Problem Description
M is a data matrix of n rows and k columns where, Mi represents ith row-vector
and Mj represents jth column-vector as the figure below. Each row-vector is of
sizek and each column-vector is of size n. Mij represents a data element from
row i and column j. The value of each data element Mij lies between 0 and 1.
Assume that there is no missing value in this n x k matrix M.
K is a vector of random and unique n large integers called keys. Each row-ID i
(1 ≤ i ≤ n) can be mapped to a separate key Ki from K which is also called
keys database. In other words, you can choose, or associate a unique key from
K for each row of M. No more than one row should be associated with a key in
K, and no more than one key in K should be associated with a row in M. You can
randomly choose a key for every row in M.
You will break down each column Mj into a number of blocks (as in the figure
below). Each column will/can result in different number of blocks. The process
of generating blocks from a column is described later in this project sheet.
Suppose there are 4 elements in a block (we are taking the number 4
arbitrarily here, this can vary, as explained later). All these elements will
come from the same column of M. Let us call these 4 elements as Muj, Mvj, Mwj,
and Mxj. Also, these four elements are from the four rows u, v, w, x of the
matrix M. Suppose the four keys that you have chosen for these four rows are
Ku, Kv, Kw, Kx. The sumKu+Kv+Kw+Kx is called the signature of this block.
Eventually, we want to match these blocks by matching their signatures across
columns to see which blocks from which columns are the same. We consider two
blocks as same if their signatures match. For example, in a 3-column example
below, two different blocks from columns M1, M2 and M3 match with each other
and appear in the final result. Also, we notice that columns M1 and M2 have
one block in common, and columns M2 and M3 have two blocks in common. Let us
say that when two blocks from different columns match with each other, a
collision happens. We want to detect all such collisions and produce the
results as fast as possible. The aim of this project is to speed-up the
matching process through parallelization.
Generating blocks
Each block is generated from a unique combination of 4 neighbouring data
elements from the same column. Two data elements Mxj and Myj from a column Mj
are within the same neighbourhood if |Mxj - Myj| < dia
, where dia is a
distance measure whose value lie between 0 and 1. Note that a block cannot
have elements from different columns, all should be from the same column.

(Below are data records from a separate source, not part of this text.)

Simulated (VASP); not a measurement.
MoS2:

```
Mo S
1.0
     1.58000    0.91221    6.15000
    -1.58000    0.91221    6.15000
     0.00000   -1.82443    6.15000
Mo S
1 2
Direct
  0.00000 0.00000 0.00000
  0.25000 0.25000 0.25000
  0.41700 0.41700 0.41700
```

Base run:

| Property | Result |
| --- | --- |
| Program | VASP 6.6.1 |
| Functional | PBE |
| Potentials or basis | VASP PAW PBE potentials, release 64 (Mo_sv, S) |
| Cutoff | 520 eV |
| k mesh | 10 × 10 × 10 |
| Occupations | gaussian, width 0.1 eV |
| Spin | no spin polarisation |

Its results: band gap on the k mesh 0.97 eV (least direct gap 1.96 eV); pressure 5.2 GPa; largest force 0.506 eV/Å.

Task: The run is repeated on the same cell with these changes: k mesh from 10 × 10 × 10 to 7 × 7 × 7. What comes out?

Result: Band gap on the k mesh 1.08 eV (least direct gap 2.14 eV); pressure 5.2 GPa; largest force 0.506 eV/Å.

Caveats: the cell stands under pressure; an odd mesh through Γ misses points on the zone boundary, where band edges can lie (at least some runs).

In each column, you would need to find all possible combinations of four
elements which are within dia distance of each other. Each such combination
will be converted into a block.
One way is to first find all dia-neighbourhoods in a column and then create
4-element combinations out of it. For example, if in a column Mj, we find that
five elements M1j, M6j, M7j, M9j and M12j are within same dia-neighbourhood
then following distinct combinations are possible:
{M1j M6j, M7j, M9j}
{M1j M6j, M7j, M12j}
{M1j M6j, M9j, M12j}
{M1j M7j, M9j, M12j}
{M6j M7j, M9j, M12j}
However, a data element can belong to multiple neighbourhoods and therefore,
redundant combinations can be generated from overlapping dia-neighbourhoods.
Avoid generating two duplicate combinations with all same elements. The
combinations can be only partially overlapping or totally disjoint with each
other. You can think of other ways to generate such combinations from the
As explained above, each block actually represents a unique sum called
signature which is calculated by adding the mapped keys of each data element
from the block. In the example above, a block corresponding to the first
combination: {M1j, M6j, M7j, M9j} will contain the sum of 4 mapped keys: K1 +
K6 + K7 + K9 (as the Figure below). Each rowID is mapped to a separate key.
To match two blocks from different columns, we need to match their signatures.
Collision occurs when two blocks with the same sum or signature value exists
in different columns. As the same block can exist in 2 or more columns, we do
not have prior information about these column ids. The only way is to generate
blocks, find their sum and see if the same sum exists in other columns and
which columns. You can either generate one block and then match, OR generate a
couple of blocks, then do the matching, OR generate all possible blocks in all
columns first and then do the matching. You will need to figure out the
effective way of doing it in parallel.
So the task is to output those blocks which exist in more than 1 column such
that they represent same sum. And the task also involves identifying the
relative columns for each such block. As a post-processing step, you can merge
partially overlapping blocks which were found under the same subset of
columns. For example, if blocks {M1, M2, M3, M4} and {M1, M2, M8, M9} were
detected to be present in columns M1, M5 and M7 and neither of these blocks
exists in any other column, then they can be merged into {M1, M2, M3, M4, M8,
M9}. Only in this last post processing step, a block is allowed to have more
than 4 elements. Such merged blocks in their relevant subsets of columns
should ideally form the final result.
Data and Input Parameters
You should download the dataset data.txt and the keys keys.txt. The data.txt
file contains 4400 x 500 matrix of real numbers between 0 and 1. There are
4400 keys in the keys.txt file and each key is 14-digit long. Remember, we are
interested to know which rowIDs group together in a set of 4 (blocks) and
under which subsets of columns. dia = 1.0e-6 which is 0.000001.